Two real bugs found: the PDF reader was leaving HTML junk in the training data, and the compression step (quantization, which shrinks the model so it runs on a laptop) was mislabeling its own output.
Fixed both. Retrained. Output got slightly cleaner.
The model still couldn't recall specific policy content. It served up word salad, mixing real terminology with invented procedures.
Looked great on the practice questions. Real users broke it the same way as before.
Fabricated email addresses (cas.uoft.me/drcm@mcmaster.ca). Made-up form names. Confident answers to questions it should have refused.
Each fact was seen roughly 15 times during training.
The paper looked promising. Practice tests: a perfect 6 out of 6.

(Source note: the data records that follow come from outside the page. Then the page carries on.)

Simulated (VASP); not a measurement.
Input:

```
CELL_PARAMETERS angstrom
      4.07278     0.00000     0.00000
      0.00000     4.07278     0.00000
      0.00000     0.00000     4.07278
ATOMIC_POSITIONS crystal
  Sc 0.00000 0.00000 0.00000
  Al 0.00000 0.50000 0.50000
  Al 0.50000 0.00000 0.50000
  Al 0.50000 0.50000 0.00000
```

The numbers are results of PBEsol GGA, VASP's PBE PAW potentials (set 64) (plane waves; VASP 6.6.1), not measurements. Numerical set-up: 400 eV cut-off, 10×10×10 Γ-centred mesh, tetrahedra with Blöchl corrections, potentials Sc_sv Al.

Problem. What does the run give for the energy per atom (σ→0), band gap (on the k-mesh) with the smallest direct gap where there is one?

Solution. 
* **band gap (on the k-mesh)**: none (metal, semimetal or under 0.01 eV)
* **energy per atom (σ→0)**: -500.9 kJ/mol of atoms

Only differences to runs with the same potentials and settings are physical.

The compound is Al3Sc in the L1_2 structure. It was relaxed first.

Catch: that score only held while a document-fetching step was running alongside it. Strip that away and the model did worse than a stock model that had never been fine-tuned.
Practice tests hit a perfect 10 out of 10.
Real users found five fresh ways for it to fail: vague answers, references to documents that don't exist, wrong content attributed to real document numbers, false refusals (it claimed not to know things it had been trained on), and missing citations.
The model knew the style perfectly. It just didn't know the facts.
The Research That Confirmed It
After six failures, the academic literature provided the explanation:
RAG: 87.5% accuracy vs. Fine-tuning: 50.4%
Microsoft's EMNLP 2024 study found fine-tuning was barely better than a coin flip for knowledge injection tasks. Stanford's FineTuneBench showed a 37% generalization ceiling regardless of method or model size.
Meta's LIMA paper introduced the "Superficial Alignment Hypothesis": fine-tuning teaches a model how to format and what tone to use. It does not inject new factual knowledge.
Allen-Zhu and Li (ICLR 2025) quantified the gap: each fact requires 100 to 1,000 training exposures to be reliably learned. The RAG Proxy training runs had roughly 15 exposures per fact, off by two orders of magnitude.
The Pivot
Instead of teaching the AI to memorize policies, hand it the relevant pages at the moment someone asks. That is RAG (Retrieval-Augmented Generation), and it is what the RAG Proxy does. The accuracy jumped from 50.4% to 87.5% overnight, with zero fine-tuning, zero training time, and zero cost.